Hedging Strategy of Turkey in Great Power Competition


  • Date: October 10th, Tuesday, 2023, 12:00 – 13:00 [in English]
  • Location: SNUAC Asia Square (3rd Floor), SNUAC (Bldg. 101)

Speaker: Mehtap Kara (SNUAC)

The ongoing power shift and challenges to the rules-based international order highlight the importance of the secondary states in various regions and their alignment strategies. Since Russia’s invasion of Ukraine in February 2022, the United States (US) and its allies have failed to recruit more states from the developing world to join the Western coalition against Russia and China to defend the liberal international order. Turkey as a swing state is an example of this trend despite being a NATO ally. It occupies a strategic geography in the changing power structure, and it is an important country for European security.
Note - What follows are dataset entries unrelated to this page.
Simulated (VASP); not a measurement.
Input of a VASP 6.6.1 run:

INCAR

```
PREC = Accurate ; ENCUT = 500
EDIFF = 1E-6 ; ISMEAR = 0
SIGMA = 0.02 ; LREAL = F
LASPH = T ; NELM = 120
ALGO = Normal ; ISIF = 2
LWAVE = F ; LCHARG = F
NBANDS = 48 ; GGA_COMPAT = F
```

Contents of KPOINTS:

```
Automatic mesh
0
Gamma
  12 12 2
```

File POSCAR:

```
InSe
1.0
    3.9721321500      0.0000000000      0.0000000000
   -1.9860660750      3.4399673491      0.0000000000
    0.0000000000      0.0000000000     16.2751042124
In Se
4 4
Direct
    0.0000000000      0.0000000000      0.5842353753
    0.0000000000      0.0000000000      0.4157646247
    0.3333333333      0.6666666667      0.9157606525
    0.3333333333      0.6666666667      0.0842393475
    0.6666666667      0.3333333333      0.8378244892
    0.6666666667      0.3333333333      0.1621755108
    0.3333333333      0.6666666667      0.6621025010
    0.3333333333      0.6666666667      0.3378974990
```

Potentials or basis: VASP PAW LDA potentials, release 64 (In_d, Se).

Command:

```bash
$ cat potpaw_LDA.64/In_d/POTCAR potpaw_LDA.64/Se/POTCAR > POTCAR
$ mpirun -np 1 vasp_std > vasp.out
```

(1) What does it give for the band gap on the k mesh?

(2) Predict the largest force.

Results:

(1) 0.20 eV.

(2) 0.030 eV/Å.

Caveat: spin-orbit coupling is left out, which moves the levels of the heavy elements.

This presentation will explain how Turkey has adopted strategic hedging to avoid taking sides in the US-Russia rivalry by engaging both sides to increase the range of strategic options available to it. The ‘return-maximizing’ and ‘risk-contingency’ measures of hedging allow Turkey to cope with competing great powers and the systemic uncertainties in world politics simultaneously. The country’s hedging against an uncertain future helps Turkey to extract commercial concessions, elevate the country’s status, preserve strategic autonomy, and provide regime survival for President Erdoğan in 2023 elections despite severe economic problems and domestic polarization in the country. The presentation will introduce Turkish elites’ attempt of (re)positioning the country between US and Russia and possible implications of Turkey’s contradictory and ambiguous hedging behaviours in shaping the emerging regional order as well as the behaviours of the competing great powers.